Update: Amazon caves to Macmillan’s demands! Read on to learn more about the dispute:
After Macmillan Publishers challenged Amazon‘s pricing of e-books for Kindle users, Amazon retaliated on Friday by pulling not only all e-books by Macmillan authors but also physical literature by the publisher as well.
Macmillan is a large international publishing house with smaller presses such as Farrar, Straus & Giroux, St. Martins Press and Henry Holt under its wing. Macmillan’s decision to pressure Amazon to raise its prices for e-books has caused Amazon to render its digital shelves purposefully bereft of books by authors like Jeffrey Eugenides and Hilary Mantel.
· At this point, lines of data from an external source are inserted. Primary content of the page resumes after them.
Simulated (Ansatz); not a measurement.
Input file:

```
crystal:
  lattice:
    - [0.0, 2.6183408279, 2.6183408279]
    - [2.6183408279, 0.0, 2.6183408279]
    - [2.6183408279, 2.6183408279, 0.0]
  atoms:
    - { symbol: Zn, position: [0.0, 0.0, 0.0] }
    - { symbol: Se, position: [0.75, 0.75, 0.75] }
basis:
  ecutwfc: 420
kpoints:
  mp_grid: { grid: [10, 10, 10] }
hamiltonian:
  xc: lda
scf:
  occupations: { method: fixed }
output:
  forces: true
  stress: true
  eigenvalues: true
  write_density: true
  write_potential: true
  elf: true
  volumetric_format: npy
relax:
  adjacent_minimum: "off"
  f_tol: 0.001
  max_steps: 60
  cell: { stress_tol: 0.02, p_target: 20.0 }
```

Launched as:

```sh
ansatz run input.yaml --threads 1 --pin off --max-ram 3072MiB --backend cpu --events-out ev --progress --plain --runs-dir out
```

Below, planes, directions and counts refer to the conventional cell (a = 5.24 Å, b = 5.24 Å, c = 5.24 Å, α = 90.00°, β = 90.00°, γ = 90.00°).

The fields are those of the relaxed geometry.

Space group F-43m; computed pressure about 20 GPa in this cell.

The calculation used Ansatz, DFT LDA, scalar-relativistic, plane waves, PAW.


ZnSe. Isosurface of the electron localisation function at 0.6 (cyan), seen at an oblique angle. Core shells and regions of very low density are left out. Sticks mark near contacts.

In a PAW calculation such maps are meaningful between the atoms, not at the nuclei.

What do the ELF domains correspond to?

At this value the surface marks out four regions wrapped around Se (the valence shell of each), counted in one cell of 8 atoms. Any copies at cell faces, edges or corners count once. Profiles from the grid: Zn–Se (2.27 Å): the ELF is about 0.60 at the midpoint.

According to The New York Times, the dispute has developed over the past year as several publishers began to express their irritation about Amazon’s low price for Kindle books, which are all available to consumers at $9.99 a pop. In a letter he posted to Publisher’s Lunch, Macmillan’s CEO John Sargent wrote that he regrets to have “reached an impasse” with Amazon.com, but feels that the publishing industry needs a business model that insures “that intellectual property can be widely available digitally at a price that is both fair to the consumer and allows those who create it and publish it to be fairly compensated.” Sargent had been trying to get Amazon to agree to a system that would allow publishers to price e-books individually, within the range of $12.99-$14.99 for many popular titles, rather than all at one fixed price.
Since Amazon’s seemingly brash move on Friday, consumers have had to purchase Macmillan books through third parties on the site. As digital books gain popularity, it is increasingly more important for retailers to be able to provide a variety of online titles for their readers. An article by the Associated Press quotes that Amazon currently sells six digital books for every 10 physical ones of books it sells in either format. The release of Apple’s iPad last week adds another ingredient to this muddied elixir, as Apple has purportedly offered to allow publishers more control over pricing e-books.
Amazon and Macmillan have so far refused to comment on their feud. Associated Press writer Andrew Vanacore highlights how author John Scalzi, whose books have been released through Tor, a division of Macmillan, believes that Amazon’s move would have “a long-term effect on Amazon’s relationship with publishers, and not the one Amazon is likely to want.”